One side of the hotel collapsed entirely.
Vieira de Mello died after being trapped in the wreckage for five hours.
Authorities yesterday identified two more Americans among the victims: Arthur C. Helton, director of peace and conflict studies at the Council on Foreign Relations, and Martha Teas of the UN Office for the Coordination of Humanitarian Affairs. Richard Hooper, a New Yorker who worked for the UN's political affairs unit in Iraq, was identified on Tuesday.
FBI agents found the truck's identification number and its license plate yesterday. Yet tracking its original owner is going to be very difficult, Fuentes said.
Blanket looting of government ministries after Hussein's government collapsed on April 9 has stripped the country of millions of public documents, including vehicle-registration papers.
Other key pieces of evidence remained missing last night. Fuentes said the FBI had failed to find a single eyewitness who had seen the truck on the street before the explosion.
The blast shattered and charred the vehicle. Bits of human remains were found among the pieces yesterday, Fuentes said.
Perhaps the most crucial missing clue is the bomb's triggering device, which could suggest which group was responsible for the attack.
A "shaped charger" capable of sending the blast in a specific direction is a hallmark of some groups, including Ansar Al Islam, an organization loosely linked to Al Qaeda, which operated out of northern Iraq before the war.
Finding such a charger could suggest that Vieira de Mello was the bomb's specific target. Since arriving here in June, the 55-year-old Brazilian diplomat had earned widespread affection from Iraqis, who saw him as the person most capable of resuscitating their country after decades of war and dictatorship.
It was unclear last night how extensive the UN's evacuation would be. The UN agencies maintained Baghdad offices through 12 years of international sanctions and are involved in countless projects, from distributing food to building schools and purifying water.
Questions over US military guarding the United Nations facilities are entangled in months of tension between the two bodies. The Security Council did not endorse the war last March, and it accused Washington of circumventing the UN charter by going to war without its sanction.
Since then, UN officials have said that being guarded by American soldiers would compromise their neutrality. Scores of private relief organizations have opened offices in Baghdad, operating with no visible security.
Vieira de Mello had jogged alone along the Tigris River every Friday morning, according to employees at the Cedar Hotel, where he lived in Room 403.
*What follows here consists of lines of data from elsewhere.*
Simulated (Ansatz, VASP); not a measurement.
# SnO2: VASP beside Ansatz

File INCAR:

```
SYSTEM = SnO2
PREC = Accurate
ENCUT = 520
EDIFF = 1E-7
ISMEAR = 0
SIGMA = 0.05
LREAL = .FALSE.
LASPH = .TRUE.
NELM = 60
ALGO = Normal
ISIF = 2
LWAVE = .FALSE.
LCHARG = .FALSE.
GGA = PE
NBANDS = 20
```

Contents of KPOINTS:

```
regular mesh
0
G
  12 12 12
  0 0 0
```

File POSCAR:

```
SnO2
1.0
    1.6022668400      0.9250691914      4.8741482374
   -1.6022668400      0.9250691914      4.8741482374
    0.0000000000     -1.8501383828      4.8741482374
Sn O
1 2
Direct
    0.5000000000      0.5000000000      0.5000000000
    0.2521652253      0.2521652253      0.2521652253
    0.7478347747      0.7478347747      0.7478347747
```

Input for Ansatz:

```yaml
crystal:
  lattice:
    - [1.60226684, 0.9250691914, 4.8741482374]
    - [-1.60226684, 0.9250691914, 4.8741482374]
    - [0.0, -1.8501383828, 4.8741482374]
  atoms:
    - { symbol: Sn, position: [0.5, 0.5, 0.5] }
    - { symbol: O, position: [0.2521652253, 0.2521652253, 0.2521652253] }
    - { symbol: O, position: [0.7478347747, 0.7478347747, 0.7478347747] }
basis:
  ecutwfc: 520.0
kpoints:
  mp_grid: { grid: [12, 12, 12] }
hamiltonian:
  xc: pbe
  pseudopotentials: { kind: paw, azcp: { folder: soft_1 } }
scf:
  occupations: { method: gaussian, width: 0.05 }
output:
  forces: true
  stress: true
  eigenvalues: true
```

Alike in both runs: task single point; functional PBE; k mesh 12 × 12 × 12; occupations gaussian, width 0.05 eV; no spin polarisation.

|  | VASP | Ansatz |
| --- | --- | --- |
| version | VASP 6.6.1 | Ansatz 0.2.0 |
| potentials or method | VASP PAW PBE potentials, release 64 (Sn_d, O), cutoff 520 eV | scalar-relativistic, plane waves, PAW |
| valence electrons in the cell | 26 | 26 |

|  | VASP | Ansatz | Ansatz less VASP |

"This is the first day I've seen American soldiers on this street," said hotel receptionist Nidal Mansour yesterday. "The Americans knew the UN was living here, but we had no security here."
Three American armored cars cordoned off the hotel's block yesterday, while UN staff members loaded suitcases into off-road vehicles and headed for the airport for flights to Jordan.
Inside the lobby, their colleagues sat stunned, some crying in small groups, as the extent of the tragedy sank in.
Ahmed al-Khashad, a UN security guard in the lobby, said: "The fault is the US Army. They knew that their duty was to protect us. They wait for our people to get killed, and now they come protect us."
Asked whether American soldiers had neglected UN protection, the UN spokesman in Iraq, Salim Lone, said yesterday: "It's too easy to say that. The Americans cannot even protect their own soldiers."
The US civilians running Iraq are cloistered in Hussein's old palace behind deep military cordons that block public vehicles about a half mile from the palace doors. By contrast, Tuesday's lethal truck drove along a public pathway open to all traffic. Security for UN workers today is markedly different than it was during the Hussein regime.
"In Saddam's time there were policeman posted on the roofs across the street from the building," said Fraidun Abdul Karim, 54, an electrical engineer who lives a few blocks from the bombed building. "There were many checkpoints. They didn't allow cars to stop there."
Outside the offices of the UN Children's Fund yesterday, two unarmed traffic police officers on motorcycles were the only visible security. An Iraqi doorman turned away a reporter, saying the expatriate staff had not come to work.
"There are many places the Americans should protect in Baghdad," said Nadeer Fadel, a manager at the Rimal Hotel, where about 10 World Bank employees have been living. "But that would take 1 million soldiers."